I have learned that there are many benefits to using OOP with Python. It makes code more readable, reproducible, testable, etc. For this section, I create a python class specifically for this competition to handle the "pre-processing" of the data. What I mean by "pre-processing" is making the training and testing sets equivalent in form. This class contains functions to: 
1. Load the training and testing data
2. Generate a "submission" dataframe
3. Use the above dictionary to replace vlalues
4. Create new columns by:
    * multiplication
    * addition
    * hardcoding
5. Log transforming the response
6. Removing categories that do not show up in Test (to allow for one-hot-encoding)

In [3]:
# Define Class
class HousingPricesRegression():
    # class initialization
    def __init__(self, train_path, test_path):
        self.train = pd.read_csv(train_path)
        self.test = pd.read_csv(test_path)
        self.submission = pd.DataFrame()
    def gen_submission_file(self, id_col):
        self.submission[id_col] = self.test[id_col]
        self.test.drop([id_col], axis = 1, inplace=True)
    # replace information within columns
    def replace_values(self, replace_dict):
        # Find name (top level key)
        key_name = str(*replace_dict)
        true_index = np.where(self.train.columns.isin([key_name]))
        col_name = list(self.train.columns[true_index])
        if len(col_name) == 0:
            # Option 1: Dictionary refers to a key that doesn't exist. Create one!
            orig_name = key_name[3:]
            self.train[key_name] = self.train[orig_name].map(replace_dict[key_name])
            self.test[key_name] = self.test[orig_name].map(replace_dict[key_name])
        else:
            # Option 2: Dictionary refers to a key that does exist. Modify! 
            # Take 'ModExterCond' and find the original ("ExterCond")
            self.train[key_name] = self.train[key_name].map(replace_dict[key_name])
            self.test[key_name] = self.test[key_name].map(replace_dict[key_name])
    # Take Logarithm of Response
    def create_response(self, response):
        self.price_labels = np.log(self.train[response].copy() + 1)
        # drop original to avoid confusion
        self.train.drop([response], axis=1, inplace = True)  
    # Remove categories 
    def remove_categories(self, cat_cols):
        for i in cat_cols:
            trn = self.train[i].astype('category')
            trn = trn.cat.categories
            tst = self.test[i].astype('category')
            tst = tst.cat.categories
            # Find that which is in test which is not in train
            unique_values_train = list(set(trn) - set(tst))
            # Check 
            # If no difference, print
            if len(unique_values_train)==0:
                print("No Differnence for {}".format(i))
            else:
                # If there is a differnce, change to NA in test for later imputation
                for j in unique_values_train:
                    to_replace_index = self.train.loc[self.train[i]==j,i].index
                    self.train.loc[to_replace_index,i] = float('NaN')
                    self.train[i] = self.train[i].cat.remove_categories(j)
                    print("{} removed from {} in train".format(j,i))
    # Set the category type 
    def make_category(self, cat_cols):
        self.train[cat_cols] = self.train[cat_cols].astype('category')
        self.test[cat_cols] = self.test[cat_cols].astype('category')

#### Load Data

In [5]:
# Define Paths
file_path = '/home/gopherguy14/PYTHON_PROJECTS/Housing_Prices/'
train_path = str(file_path) + str('train.csv')
test_path = str(file_path) + str('test.csv')
submission_path = str(file_path) + str()

# Instantiate model object
hprObject = HousingPricesRegression(train_path, test_path)
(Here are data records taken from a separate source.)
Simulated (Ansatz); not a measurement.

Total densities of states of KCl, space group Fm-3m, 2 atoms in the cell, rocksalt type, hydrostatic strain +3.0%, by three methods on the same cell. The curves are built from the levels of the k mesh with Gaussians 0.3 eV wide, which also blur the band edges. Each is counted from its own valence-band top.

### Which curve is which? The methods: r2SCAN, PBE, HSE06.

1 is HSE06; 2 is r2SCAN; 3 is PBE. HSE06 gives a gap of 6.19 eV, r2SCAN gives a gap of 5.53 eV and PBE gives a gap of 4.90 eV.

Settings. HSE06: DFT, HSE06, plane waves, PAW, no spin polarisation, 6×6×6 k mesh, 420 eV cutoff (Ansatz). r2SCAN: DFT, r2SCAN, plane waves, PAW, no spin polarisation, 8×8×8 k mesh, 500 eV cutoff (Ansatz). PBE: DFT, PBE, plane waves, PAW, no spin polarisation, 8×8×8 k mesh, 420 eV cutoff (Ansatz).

# Generate submission file
hprObject.gen_submission_file(id_col='Id')

#### Call Replacement Method

It's possible to get the key-names of a dictionary using `*dict`. This block of code loops through `replacement_dict`, essentially creating a subset dictionary. This subset is then passed to the `replace_values()` method, which in turn grabs the top level key (the column name) and attempts to find all of the levels to replace, which is accomplished by `.map()`. Note that the train and test data are pandas dataframes at this point. 

In [6]:
# Replace features - multiple columns
for key, values in replacement_dict.items():
    temp_dict = {}
    temp_dict[key] = replacement_dict[key] 
    hprObject.replace_values(temp_dict)

#### Create Response
This creates a single column dataframe called `price_labels` that is a copy of that in train, except log-transformed. The corresponding column in the train dataframe is also dropped. 

In [7]:
# This takes the log of the sales price
hprObject.create_response(response="SalePrice")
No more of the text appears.